Skip to content

Models and Datasets

xcalib can load released paper checkpoints and the public A9 dataset cache from the Hugging Face Hub. Local files also work, which is useful for offline deployment, custom checkpoints, or experiments.

Load A Pretrained Matcher

The usual path is Matcher.from_pretrained(model, site=...). It resolves the packaged config and downloads the matching checkpoint when the release artifact is available:

from xcalib import Matcher

matcher = Matcher.from_pretrained("crlite", site="a9_dataset_r02_s01")

Pin a release tag or commit when reproducibility matters:

matcher = Matcher.from_pretrained(
    "crlite",
    site="a9_dataset_r02_s01",
    revision="v0.3.0",
)

Download Weights Ahead Of Time

For machines that should not download at runtime:

xcalib pull-weights --model crlite --site a9_dataset_r02_s01 --out checkpoints/

Then load the local files:

matcher = Matcher.from_pretrained(
    "crlite",
    weights="checkpoints/crlite_a9_dataset_r02_s01_best.pth",
    config="checkpoints/crlite_a9_dataset_r02_s01.yaml",
)

Load The A9 Dataset Cache

load_dataset() first checks for a local cache and then falls back to released Hub artifacts:

from xcalib import load_dataset

loader = load_dataset("a9_dataset_r02_s01", split="test")
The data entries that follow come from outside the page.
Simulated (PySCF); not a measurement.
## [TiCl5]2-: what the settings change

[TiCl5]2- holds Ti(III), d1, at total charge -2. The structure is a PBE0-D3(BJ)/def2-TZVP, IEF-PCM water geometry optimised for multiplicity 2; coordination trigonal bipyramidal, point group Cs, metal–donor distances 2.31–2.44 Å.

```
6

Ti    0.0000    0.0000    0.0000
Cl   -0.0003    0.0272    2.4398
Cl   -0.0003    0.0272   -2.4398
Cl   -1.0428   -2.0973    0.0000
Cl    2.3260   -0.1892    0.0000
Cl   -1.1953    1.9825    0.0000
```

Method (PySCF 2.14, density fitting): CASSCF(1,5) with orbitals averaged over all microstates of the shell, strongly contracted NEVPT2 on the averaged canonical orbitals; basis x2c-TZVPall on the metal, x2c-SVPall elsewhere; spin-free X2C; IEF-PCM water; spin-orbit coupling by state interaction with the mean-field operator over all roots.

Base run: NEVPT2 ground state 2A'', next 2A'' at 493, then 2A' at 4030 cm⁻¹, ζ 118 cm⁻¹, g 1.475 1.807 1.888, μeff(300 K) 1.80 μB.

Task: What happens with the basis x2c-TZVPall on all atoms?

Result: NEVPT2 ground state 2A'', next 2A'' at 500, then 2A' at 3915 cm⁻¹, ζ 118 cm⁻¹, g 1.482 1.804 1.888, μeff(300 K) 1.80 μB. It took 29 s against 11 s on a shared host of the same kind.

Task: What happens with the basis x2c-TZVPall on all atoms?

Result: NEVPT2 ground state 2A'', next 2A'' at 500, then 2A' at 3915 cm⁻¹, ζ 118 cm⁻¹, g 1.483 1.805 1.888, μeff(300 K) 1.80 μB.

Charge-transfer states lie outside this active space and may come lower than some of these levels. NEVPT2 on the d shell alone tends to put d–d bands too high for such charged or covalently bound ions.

You can also pre-fetch a split:

xcalib pull-dataset --site a9_dataset_r02_s01 --split test --out datasets/

Local Custom Weights

Custom or fine-tuned weights should be loaded from local paths with the matching YAML config:

matcher = Matcher.from_pretrained(
    "crlite",
    weights="runs/site42/best.pth",
    config="runs/site42/crlite_site42.yaml",
)

If the config changes model dimensions, the checkpoint must have been trained with that same config.

Integrity

For released artifacts, compare downloaded files against the checksums listed in the model or dataset card.

PowerShell:

Get-FileHash .\checkpoints\crlite_a9_dataset_r02_s01_best.pth -Algorithm SHA256

Linux/macOS:

sha256sum checkpoints/crlite_a9_dataset_r02_s01_best.pth

Dataset Terms

The A9 HDF5 caches derive from the TUM Traffic / A9 dataset. Users remain responsible for following upstream dataset terms and citations.